[Paper Notes] Towards Bridging the Gap: Systematic Sim-to-Real Transfer for Diverse Legged Robots

13 minute read

Published:

This post supports English / 中文 switching via the site language toggle in the top navigation.

TL;DR

PACE is a sim-to-real pipeline for legged robots that treats actuator and joint dynamics as the main reality gap. The key move is practical: collect short fixed-base, in-air encoder trajectories, fit a compact physical parameterization in simulation with CMA-ES, then train locomotion policies directly in the fitted simulator without dynamics randomization. The paper is useful if you are thinking about parameter identification as an alternative to ActuatorNet-style black-box actuator modeling.

My read: PACE is strongest as a joint-space dynamics alignment recipe. It does not try to learn a full residual simulator. It fits per-joint effective inertia, viscous damping, Coulomb friction, joint bias, and one global command delay. That gives a small parameter vector, enough physical meaning to debug, and a workflow that works even when the robot has only joint encoders and no joint torque sensors.

Paper and Resources

The paper is “Towards Bridging the Gap: Systematic Sim-to-Real Transfer for Diverse Legged Robots” by Filip Bjelonic, Fabian Tischhauser, and Marco Hutter from ETH Zurich’s Robotic Systems Lab. It is available as arXiv:2509.06342, with the project code at leggedrobotics/pace-sim2real, documentation at pace.filipbjelonic.com, and an ETH Research Collection dataset for actuator model identification and locomotion experiments at PACE Dataset for Sim-to-Real Transfer in Legged Robots.

The repository frames PACE as Precise Adaptation through Continuous Evolution. In the public code path, the basic example collects excitation data and runs scripts/pace/fit.py, which estimates actuator and joint parameters with CMA-ES for Isaac Lab / Isaac Sim 5.0-style workflows.

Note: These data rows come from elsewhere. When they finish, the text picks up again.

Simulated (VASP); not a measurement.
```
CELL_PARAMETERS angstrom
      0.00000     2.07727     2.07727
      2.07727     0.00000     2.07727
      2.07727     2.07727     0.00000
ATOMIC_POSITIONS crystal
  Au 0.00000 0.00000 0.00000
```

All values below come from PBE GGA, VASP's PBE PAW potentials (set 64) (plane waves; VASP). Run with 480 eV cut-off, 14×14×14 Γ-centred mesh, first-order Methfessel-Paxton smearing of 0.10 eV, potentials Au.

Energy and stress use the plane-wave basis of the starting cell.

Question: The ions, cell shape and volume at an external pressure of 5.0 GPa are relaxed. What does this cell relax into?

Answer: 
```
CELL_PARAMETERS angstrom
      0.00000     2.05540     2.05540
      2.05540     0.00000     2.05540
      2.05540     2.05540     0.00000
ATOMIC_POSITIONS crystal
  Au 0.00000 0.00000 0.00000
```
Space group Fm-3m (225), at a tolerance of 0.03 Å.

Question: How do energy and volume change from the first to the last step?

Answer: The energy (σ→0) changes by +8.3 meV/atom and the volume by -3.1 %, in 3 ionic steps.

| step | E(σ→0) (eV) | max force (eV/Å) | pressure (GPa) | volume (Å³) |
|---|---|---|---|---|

Why Actuator Modeling Matters Here

For legged locomotion, the actuator model can dominate sim-to-real transfer. A policy trained against a URDF-only model may learn joint trajectories that look plausible in simulation but land in the wrong phase and energy regime on hardware. Earlier ETH work used actuator networks: learned models that map histories of commands and joint states to torques, often requiring torque-instrumented data and careful data collection.

PACE takes a more physically constrained route. It asks whether the important low-level discrepancy can be captured by a small number of joint-space parameters. The paper’s answer is yes for the tested quadrupeds: a fitted simulator can match in-air joint trajectories, generalize across gains and trajectories, and remain competitive with an ActuatorNet baseline on ANYmal while using much less and less specialized data.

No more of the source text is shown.